Table 13.3. BGP Path Attributes

Type Code

BGP Attribute

Category

1

ORIGIN

Mandatory

2

AS_PATH

Mandatory

3

NEXT_HOP

Mandatory

4

MULTI_EXIT_DISC

 

5

LOCAL_PREF

 

6

ATOMIC_AGGREGATE

 

7

AGGREGATOR

Transitive

8

COMMUNITY

Transitive

9

ORIGINATOR_ID

 

10

CLUSTER_LIST

 

11

DPA

Transitive

12

ADVERTISER

 

13

RCID_PATH

 

As described earlier, the AS_PATH attribute is used to prevent BGP routing loops and also allows BGP to support certain routing policy configurations. The ORIGIN attribute indicates whether the AS path is complete. If the ORIGIN is set to IGP, the AS path is complete; otherwise (ORIGIN set to INCOMPLETE or EGP) the AS path may be only a subset of the ASs encountered on the way to the destinations. Most BGP routers can be configured to make policy decisions based on the ORIGIN attribute, although the main use of this attribute was to mark those routes that were learned by the (now historical) EGP protocol during the EGP-to-BGP transition.
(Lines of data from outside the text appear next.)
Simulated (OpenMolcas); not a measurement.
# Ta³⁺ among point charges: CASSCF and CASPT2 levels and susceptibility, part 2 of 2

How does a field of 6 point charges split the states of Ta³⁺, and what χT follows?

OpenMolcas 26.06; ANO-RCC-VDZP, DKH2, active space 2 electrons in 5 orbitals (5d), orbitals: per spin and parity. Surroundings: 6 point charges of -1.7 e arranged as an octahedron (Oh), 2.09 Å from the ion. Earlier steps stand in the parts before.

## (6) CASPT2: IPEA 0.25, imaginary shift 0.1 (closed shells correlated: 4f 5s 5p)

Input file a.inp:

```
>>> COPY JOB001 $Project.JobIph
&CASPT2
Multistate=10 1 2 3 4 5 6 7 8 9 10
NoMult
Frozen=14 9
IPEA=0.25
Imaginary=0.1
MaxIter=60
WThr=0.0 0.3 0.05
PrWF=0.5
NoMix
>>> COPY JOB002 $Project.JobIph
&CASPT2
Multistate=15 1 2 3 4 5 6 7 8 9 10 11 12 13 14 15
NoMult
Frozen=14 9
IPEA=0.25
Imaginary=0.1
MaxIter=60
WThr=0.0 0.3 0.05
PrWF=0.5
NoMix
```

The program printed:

The NEXT_HOP attribute can be used by a BGP router to indicate that data should be forwarded to an IP router other than the BGP router itself. Sometimes called third-party routing information, a similar field was present in the EGP protocol’s routing updates, and there are similar concepts in other protocols, such as OSPF’s forwarding address. NEXT_HOP eliminates extra forwarding hops in some situations (see Section 11.6.1).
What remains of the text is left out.